Washington D.C., October 31, 2023.- Twenty days prior to Nicaragua’s withdrawal from the Organization of American States (OAS), the Committee on the Elimination of Discrimination against Women (CEDAW), in its Concluding Observations, urged the Nicaraguan authorities to retract their complaint against the Organization of American States Charter. The Committee also urged the State to engage in dialogue and take necessary measures to comply with its observations on the promotion and protection of the rights of women and girls in the country.

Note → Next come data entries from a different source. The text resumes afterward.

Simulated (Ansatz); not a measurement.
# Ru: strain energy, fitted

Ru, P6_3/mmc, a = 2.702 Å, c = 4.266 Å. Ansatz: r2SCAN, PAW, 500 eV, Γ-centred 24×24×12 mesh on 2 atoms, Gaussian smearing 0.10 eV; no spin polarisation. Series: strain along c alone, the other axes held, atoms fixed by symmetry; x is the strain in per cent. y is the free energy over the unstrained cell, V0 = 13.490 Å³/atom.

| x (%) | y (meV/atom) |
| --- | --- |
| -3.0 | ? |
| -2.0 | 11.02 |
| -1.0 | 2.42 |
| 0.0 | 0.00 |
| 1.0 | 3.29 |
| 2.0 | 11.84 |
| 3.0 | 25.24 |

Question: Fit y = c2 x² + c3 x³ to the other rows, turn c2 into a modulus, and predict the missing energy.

During the review on 23 October, Ambassador Rosalía Concepción Bohórquez Palacios made a statement calling the Committee “biased” and departed from the review without providing information on budget allocations for the Ministry of Women, the adoption of a national gender equality policy, or measures to ensure that women – particularly those residing in the Autonomous Regions of the Caribbean – benefit from public programs to promote gender equality and eliminating discrimination. The State of Nicaragua has progressively withdrawn from international treaties and has broken commitments to international human rights treaty bodies by not actively participating in their revisions.
Repeal of Laws that Discriminate Against Women
Considering concerning reports spanning the last four years, which have documented 7,000 cases of attacks against women human rights defenders branded as “traitors” and “coup plotters,” as well as the non-implementation of protective measures issued by the Inter-American Court of Human Rights in connection with 38 cases of women human rights defenders subjected to intimidation and reprisals, the Committee called on the State of Nicaragua to repeal all legislation that discriminates against women on the basis of their political opinions and their participation in political and public life. Among these laws are the Foreign Agents Law (Law 1040), the Special Law on Cybercrimes (Law 1042), and the Law for the Defense of the Rights of the People to Independence, Sovereignty and Self-Determination for Peace (Law 1055).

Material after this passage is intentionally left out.